Incremental Code Analysis (InCA)

Internally funded project


Acronym: InCA

Start date : 01.04.2012

End date : 30.06.2017

Website: https://www2.cs.fau.de/research/InCA/


Project details

Scientific Abstract

To ensure that errors in a program design are caught early in the development process, it is useful to detect mistakes already during the editing of the code. For that the employed analysis has to be fast enough to enable interactive use. One method to achieve this is the use of incremental analysis, which combines analysis results of parts of the program to analyze the whole program. As an advantage, it is then possible to re-use large parts of the analysis results when a small change to the program occurs, namely for the unaffected parts of the program and for libraries. Thus the work required for analysis can be drastically reduced, which makes the analysis useful for interactive use.
Our analysis is based on determining, for (parts of) functions, which effects their execution can have on the state of a program at runtime. To achieve this, the runtime state of a program is modeled as a graph, which describes the variables and objects in the program's memory and their points-to relationship. The function is executed symbolically, to determine the changes made to the graph or, equivalently, to the runtime state described by it. To determine the effects of executing pieces of code in order, function calls, loops, etc., the change descriptions for smaller parts of the program can be combined in various ways, resulting in descriptions for the behavior of larger parts of the program. The analysis works in a bottom-up fashion, analyzing a called method before analyzing the callee (with recursion being analyzable as well).
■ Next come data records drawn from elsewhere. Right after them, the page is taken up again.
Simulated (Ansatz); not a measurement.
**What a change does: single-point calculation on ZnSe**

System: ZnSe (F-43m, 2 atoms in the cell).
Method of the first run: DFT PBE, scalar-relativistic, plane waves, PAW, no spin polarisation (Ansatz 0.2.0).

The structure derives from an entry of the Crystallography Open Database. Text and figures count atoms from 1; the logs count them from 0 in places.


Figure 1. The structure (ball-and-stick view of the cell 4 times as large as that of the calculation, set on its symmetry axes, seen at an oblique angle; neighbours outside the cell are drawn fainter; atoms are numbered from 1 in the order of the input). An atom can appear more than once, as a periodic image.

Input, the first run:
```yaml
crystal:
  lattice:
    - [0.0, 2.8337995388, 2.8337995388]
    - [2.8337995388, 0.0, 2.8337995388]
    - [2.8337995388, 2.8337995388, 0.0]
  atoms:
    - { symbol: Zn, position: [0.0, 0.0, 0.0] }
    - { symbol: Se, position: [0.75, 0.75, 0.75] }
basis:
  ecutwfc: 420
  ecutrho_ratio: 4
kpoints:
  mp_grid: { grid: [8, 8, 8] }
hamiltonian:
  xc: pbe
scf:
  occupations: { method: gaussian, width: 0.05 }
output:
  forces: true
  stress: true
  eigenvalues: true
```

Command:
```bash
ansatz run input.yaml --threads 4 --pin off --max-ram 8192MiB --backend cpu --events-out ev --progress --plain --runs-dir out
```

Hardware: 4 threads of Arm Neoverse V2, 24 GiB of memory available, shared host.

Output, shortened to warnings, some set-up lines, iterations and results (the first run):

In 2015 we focused on improving the algorithms and data structures used for the analysis. We were able to significantly improve the runtime and memory requirements for analyzing a given program. Additionally, the analyzed program may now contain more, and more expressive language features.

In 2016 we focused on improving the algorithms and data structures used for the analysis. We improved both the scalability of the analysis towards large code bases with more than 1 mio. statements, and the incremental analysis, where we re-used the analysis results for unmodified program parts, drastically speeding up the analysis for typical software projects (i.e. with a large code base and small, incremental changes)

In 2017 we continued improving the algorithms and data structures used for the analysis. In addition to further development of the analysis' scalability towards large code bases, and of incremental analysis (where we re-used the analysis results for unmodified program parts), we focused on an easy to grasp documentation of the analysis, in order to understand it, and to lay theoretical basics to verify the analysis' correctness.